But Dan Miller’s view is that career is a subset that can fit under vocation, just as job is a subset that can fit under career. Once you find your vocation, that life calling, you can choose a career that fits with it. Discovering your vocation is not the same as discovering your career. It just helps narrow the choices and points you to the right aisle.

Now I already understood that a person could have a career and not satisfy his or her vocation, and that recreational activities and creative pursuits can help fulfill a vocation. But I had this black and white thinking going on: either your career is your calling or you have a calling that can’t be a lucrative career so you have a career that supports you and you fulfill your calling in other ways.

His notion that a person can discover a vocation and then change careers while staying in the same vocation is transformational for me. My business doesn’t have to be everything in my vocation. It doesn’t have to align carefully and perfectly with every aspect of my calling. It just has to integrate with it.

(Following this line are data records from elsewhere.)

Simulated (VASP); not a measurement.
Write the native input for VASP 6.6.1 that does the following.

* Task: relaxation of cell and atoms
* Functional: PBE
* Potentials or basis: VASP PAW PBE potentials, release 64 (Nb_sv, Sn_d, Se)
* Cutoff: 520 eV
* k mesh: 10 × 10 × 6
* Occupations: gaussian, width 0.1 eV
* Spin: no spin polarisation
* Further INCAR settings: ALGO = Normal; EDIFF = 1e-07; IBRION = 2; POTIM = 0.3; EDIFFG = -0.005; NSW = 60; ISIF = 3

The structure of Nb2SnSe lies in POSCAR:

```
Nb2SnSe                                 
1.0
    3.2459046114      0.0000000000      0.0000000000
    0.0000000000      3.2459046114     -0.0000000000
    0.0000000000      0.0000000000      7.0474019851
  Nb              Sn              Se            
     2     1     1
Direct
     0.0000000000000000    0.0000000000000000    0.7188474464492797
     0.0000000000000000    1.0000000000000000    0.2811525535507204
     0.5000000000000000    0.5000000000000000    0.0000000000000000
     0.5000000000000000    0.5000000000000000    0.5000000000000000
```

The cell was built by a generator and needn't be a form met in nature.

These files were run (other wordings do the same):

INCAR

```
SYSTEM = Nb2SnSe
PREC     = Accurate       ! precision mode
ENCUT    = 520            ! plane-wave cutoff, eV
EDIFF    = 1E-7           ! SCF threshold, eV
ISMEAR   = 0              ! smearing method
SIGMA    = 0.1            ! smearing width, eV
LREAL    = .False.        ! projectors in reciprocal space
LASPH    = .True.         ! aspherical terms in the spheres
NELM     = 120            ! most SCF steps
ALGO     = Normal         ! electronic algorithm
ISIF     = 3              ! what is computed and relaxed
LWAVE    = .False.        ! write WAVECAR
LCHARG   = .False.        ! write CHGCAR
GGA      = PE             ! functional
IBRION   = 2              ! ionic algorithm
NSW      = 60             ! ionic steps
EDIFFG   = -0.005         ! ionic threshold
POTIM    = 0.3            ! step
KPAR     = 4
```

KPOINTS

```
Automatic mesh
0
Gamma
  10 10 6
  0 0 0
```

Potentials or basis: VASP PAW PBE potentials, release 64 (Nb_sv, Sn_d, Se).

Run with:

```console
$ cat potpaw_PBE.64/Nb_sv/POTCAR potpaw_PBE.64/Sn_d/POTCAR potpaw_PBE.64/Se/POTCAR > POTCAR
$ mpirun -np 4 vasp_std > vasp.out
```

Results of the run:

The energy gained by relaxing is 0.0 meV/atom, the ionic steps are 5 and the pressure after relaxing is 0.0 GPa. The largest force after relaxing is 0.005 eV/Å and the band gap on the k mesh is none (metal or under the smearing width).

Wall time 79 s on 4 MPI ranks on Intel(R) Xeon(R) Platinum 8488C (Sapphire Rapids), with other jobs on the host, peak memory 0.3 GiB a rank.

I know my vocation. I love watching people grow and develop, gain new skills and new confidence, and find out what they’re capable of doing. I love seeing one person extend himself or herself to help another person get the vision and confidence to grow—that’s Mentorship. I love stories because they’re all about personal growth and development in their archetypal forms.

I have to be sure I honor and represent my calling in all my choices. I have to bring it into every aspect of my life. It will shape and help define my business over the years. It will also guide my personal growth and lead me to discover new things about myself that I can share with other people.

This takes some of the stress off of “getting my business right,” but it puts it more firmly on “getting my life right.”

Whew! Clarity and excitement and fear all at once. I must be on the right path again.